What Volume do you listen at?


When you sit and listen actively to your stereo, what volume do you like to set it at?

I am thinking about replacing my mediocre system with a new High Dollar System ($30K). My guess is that when you have High End gear, you naturally want to play the music at a higher volume. Is that true for you?

I have a RadioShack Analog Sound Level meter. It tells me that when I have music on in the background I set it at about 50 dB. When I set it at what seems right for serious listening, it is more often 75 or 80 dB.

One implication of this is where I will put my new listening room. I had intended to put it in our living room (pictured in the link above). However, if I will be always wanting to play so loud that my wife will complain, perhaps I should set up a room in our basement.
hdomke

Showing 2 responses by mlsstl

My guess is that when you have High End gear, you naturally want to play the music at a higher volume.

I've found this to be untrue, especially with fully acoustic music. If the system has good resolution, dynamics and a low noise level, the urge to crank it up actually decreases in my experience.

However, if you are into head-banging rock at live concert levels, maybe you have a point. I don't enjoy the jet-engine sound level of many live rock concerts so I certainly have no urge to recreate that in my home.

However, if you are currently listening at 75 or 80 dB it sounds like you're in my league. I doubt that you'll be turning things up with a new system. Hopefully you'll just be enjoying it more.
> Grand Piano = 110 db SPL, Drum Set = 115 db SPL...

These figures get thrown around a lot, but need to have a dose of moderation applied.

Those figures are correct if you are standing next to the instrument while someone is banging away as loud as they can.

In reality, sound level decreases by the inverse square of distance. (I acknowledge this is a free-field figure and is affected by reflection and absorption.) However, if you are sitting with 2,800 other people in a 30,000 or 40,000 square foot concert hall listening to an unamplified grand piano on the stage, you are not going to hear 110 dB from the instrument.

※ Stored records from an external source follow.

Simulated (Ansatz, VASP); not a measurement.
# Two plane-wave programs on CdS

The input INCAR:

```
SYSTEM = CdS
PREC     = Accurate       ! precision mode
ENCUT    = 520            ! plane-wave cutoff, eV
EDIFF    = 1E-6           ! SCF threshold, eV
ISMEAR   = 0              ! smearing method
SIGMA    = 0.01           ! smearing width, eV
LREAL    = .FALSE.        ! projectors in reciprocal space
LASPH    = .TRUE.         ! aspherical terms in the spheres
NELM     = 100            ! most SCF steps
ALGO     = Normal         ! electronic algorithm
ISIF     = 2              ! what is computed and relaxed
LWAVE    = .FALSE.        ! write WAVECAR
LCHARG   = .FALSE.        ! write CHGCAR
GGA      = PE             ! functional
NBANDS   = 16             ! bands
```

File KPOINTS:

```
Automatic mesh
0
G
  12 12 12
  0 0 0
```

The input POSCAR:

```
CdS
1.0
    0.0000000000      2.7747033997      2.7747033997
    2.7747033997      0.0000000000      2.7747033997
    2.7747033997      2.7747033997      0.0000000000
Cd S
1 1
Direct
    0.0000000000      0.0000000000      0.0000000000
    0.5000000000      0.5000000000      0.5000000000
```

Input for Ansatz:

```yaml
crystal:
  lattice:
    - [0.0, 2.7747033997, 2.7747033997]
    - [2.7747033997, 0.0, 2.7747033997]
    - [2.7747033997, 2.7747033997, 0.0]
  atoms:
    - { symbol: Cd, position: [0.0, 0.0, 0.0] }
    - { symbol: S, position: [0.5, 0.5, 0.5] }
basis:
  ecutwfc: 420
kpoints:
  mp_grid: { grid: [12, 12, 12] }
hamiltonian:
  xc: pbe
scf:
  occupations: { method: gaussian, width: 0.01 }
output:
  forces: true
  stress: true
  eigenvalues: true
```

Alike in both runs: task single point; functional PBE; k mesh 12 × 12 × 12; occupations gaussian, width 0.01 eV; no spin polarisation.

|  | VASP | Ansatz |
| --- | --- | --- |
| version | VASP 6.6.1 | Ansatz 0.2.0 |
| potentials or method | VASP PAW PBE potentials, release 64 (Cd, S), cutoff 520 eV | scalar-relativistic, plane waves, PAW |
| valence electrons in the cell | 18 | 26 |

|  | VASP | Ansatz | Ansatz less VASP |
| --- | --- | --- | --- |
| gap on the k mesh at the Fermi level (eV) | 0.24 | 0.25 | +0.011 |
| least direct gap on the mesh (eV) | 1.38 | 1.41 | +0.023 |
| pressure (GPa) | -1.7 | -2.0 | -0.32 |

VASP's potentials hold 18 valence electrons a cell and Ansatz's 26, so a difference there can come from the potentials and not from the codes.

There are certainly some audiophiles whose goal is to get 100-plus dB average volume levels from their systems. However, in a typical home listening room of perhaps 200 to 400 square feet, many (if not most) people are not interested in bringing the up-close volume of a full symphony into their living room. What they really want is an appropriately scaled representation.

For someone like me, tonal accuracy, low distortion, good imaging and a sense of space are more important than bringing venue volumes into my home.

At best, even the finest, most expensive stereo is just providing clues that suggest reality; they never duplicate it. Each of us varies when it comes to prioritizing the many different clues in order of preference. For me, sheer volume ceased to be near the top of the list a long time ago.

However, ask a hundred audiophiles, and you'll likely get a hundred answers.